Understanding the Visa Appeal Process in New Zealand
When a New Zealand Visa Application is denied, the applicant may have the right to appeal the decision. The appeal process is overseen by the Immigration and Protection Tribunal (IPT), an independent body responsible for reviewing decisions made by Immigration New Zealand (INZ). The IPT can consider appeals on various grounds, including humanitarian reasons or if the applicant believes that the decision was made based on incorrect information.
Types of Visa Appeals
Residence Class Visa Appeals: If your residence visa is declined, you may appeal to the IPT on the grounds that the decision was incorrect or that you have special circumstances that warrant consideration. This could include family connections in New Zealand or unique personal circumstances.
Temporary Entry Class Visa Appeals: While there is generally no direct right to appeal for temporary visas (such as visitor or student visas), there may be exceptions under certain conditions. For example, if you believe that a mistake was made in the processing of your application or that your circumstances have changed, you may request a reconsideration by INZ.

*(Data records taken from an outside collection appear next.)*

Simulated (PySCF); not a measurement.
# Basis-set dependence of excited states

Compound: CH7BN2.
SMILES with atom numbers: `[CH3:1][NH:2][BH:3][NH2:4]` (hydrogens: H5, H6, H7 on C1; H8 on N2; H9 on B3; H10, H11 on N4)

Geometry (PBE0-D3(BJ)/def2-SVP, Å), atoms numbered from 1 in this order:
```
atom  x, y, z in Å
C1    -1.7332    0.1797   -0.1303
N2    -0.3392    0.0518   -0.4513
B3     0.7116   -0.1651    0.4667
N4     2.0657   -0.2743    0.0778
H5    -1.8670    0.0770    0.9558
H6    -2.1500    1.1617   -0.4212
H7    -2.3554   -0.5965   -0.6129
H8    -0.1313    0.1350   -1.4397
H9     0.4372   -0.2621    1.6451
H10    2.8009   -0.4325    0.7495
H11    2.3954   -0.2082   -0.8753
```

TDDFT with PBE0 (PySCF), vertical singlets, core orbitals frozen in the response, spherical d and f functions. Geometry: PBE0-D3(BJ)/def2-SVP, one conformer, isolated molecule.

Steps to Appeal a Visa Decision
1. Review the Decision
Before proceeding with an appeal, carefully review the decision letter from INZ. This document will outline the reasons for the visa denial and provide important information about your rights to appeal. Understanding the basis for the decision is crucial in preparing a strong appeal.
2. Determine Eligibility to Appeal
Not all visa decisions are eligible for appeal. For instance, certain temporary visas do not carry the right to appeal directly. It's essential to confirm your eligibility before proceeding. If your visa type does allow for an appeal, the decision letter will specify the timeframe within which you must lodge your appeal.
3. Prepare Your Appeal
Preparing an effective appeal involves gathering supporting documents, evidence, and arguments that address the reasons for your visa refusal. Key elements to include in your appeal may involve:
Documentation: Provide all relevant documents that support your case. This might include additional evidence that was not available during your initial application.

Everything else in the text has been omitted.